Indonesia’s top tech company, GoTo, debuted on the Indonesia Stock Exchange earlier this month. The move has been anticipated since ride-hailing mega-app Gojek merged with e-commerce platform Tokopedia to create the largest tech company in Indonesia. GoTo touches virtually every part of Indonesia’s massive and growing e-commerce sector, so it’s been a closely watched IPO. Other big tech stocks in the region, like Grab and Sea, have seen their stock prices come under pressure in recent months, with Grab in particular having a disappointing debut on the Nasdaq last year.
Despite such headwinds, GoTo lowered its valuation and pushed ahead with the public offering. The shares were listed at 338 Indonesian rupiah a piece, and ended the first day of trading above the list price at 382. While a week is too short a time to tell us much, the stock has so far held its value. As reported by Reuters, GoTo netted $1.1 billion and a valuation of $31.6 billion, making it one of Indonesia’s most valuable listed companies along with blue chips like Bank Central Asia and Telkom Indonesia.

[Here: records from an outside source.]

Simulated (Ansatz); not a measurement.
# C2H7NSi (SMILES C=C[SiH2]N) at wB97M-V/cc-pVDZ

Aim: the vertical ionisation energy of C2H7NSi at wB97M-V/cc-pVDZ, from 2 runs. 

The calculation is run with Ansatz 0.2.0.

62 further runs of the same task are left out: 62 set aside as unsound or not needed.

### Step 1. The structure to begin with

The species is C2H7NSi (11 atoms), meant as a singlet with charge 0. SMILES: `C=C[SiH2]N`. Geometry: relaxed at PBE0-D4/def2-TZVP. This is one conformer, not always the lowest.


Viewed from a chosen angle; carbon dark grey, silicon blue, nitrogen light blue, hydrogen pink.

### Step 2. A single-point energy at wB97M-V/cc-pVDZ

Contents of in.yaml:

In its way this is quite remarkable, since those companies are profitable and GoTo is not. Like its peers, Sea and Grab, GoTo has been a loss-making business for years. Audited financial statements included in the investor prospectus show that GoTo’s pre-tax loss in 2020 was 16.7 trillion rupiah (approximately $1.2 billion), which was actually an improvement over its 2019 loss of 24.2 trillion rupiah.
This is not unexpected with consumer-facing tech start-ups. Such companies are often loss-makers in the early stages, burning through cash raised from deep-pocketed investors as they expand market share, plowing money into research, development, and marketing. According to the prospectus, from 2018 to July 2021 GoTo spent 8.3 trillion rupiah (approximately $579 million) on research and development alone. Given the company’s dominant position in Indonesia, including in online retail, deliveries, ride-hailing, and finance, in five to ten years (if the region’s e-commerce market grows as projected), GoTo will be much more valuable than its current earnings suggest.
But there’s more to this listing than just balance sheet analytics. GoTo is a key part of Indonesia’s vision for future economic growth: It’s a company that uses technology and capital to make domestic markets more efficient, in the process attracting large capital inflows, a major priority of the Jokowi administration. The company’s model is not perfect, but in general Gojek drivers earn above minimum wage in most cities, restaurants and shops using the app see increased sales, and platforms like Tokopedia allow small businesses to take their products directly to market. This is the type of company Indonesian policymakers envision driving economic growth for the long-term.
The way GoTo has proceeded with its IPO reflects some of these larger political economic and strategic considerations. In contrast to Grab, which seized on the hot stock market last year to go public in the U.S. via a speculative financial vehicle called a SPAC, GoTo has proceeded more methodically and cautiously. As investor sentiment cooled in recent months, GoTo revised the valuation down and pushed ahead, confident that demand for its shares would be there.
In part this is because the offering was squarely aimed at local investors with a secondary purpose of helping to bolster and develop Indonesia’s domestic capital markets. The local stock exchange has grown quite rapidly in recent years and policymakers are keen to build on that. From 2012 to 2021, the Indonesia Stock Exchange added 307 listed companies and the market valuation of all listed companies more than doubled.
GoTo’s IPO will, among other things, help to consolidate this momentum while signaling that the Indonesia Stock Exchange is a place where capital can be safely and profitably invested in cutting edge companies that are skill and technology-intensive. It’s an important shift because historically the Indonesian economy has been associated with labor-intensive manufacturing and foreign investment in extractive industries. We don’t know how all of this will play out over the next five or ten years, but GoTo’s IPO is not just about profit-maximization or value investing; it reflects some bigger shifts that are underway in terms of how Indonesia’s economy is perceived and structured.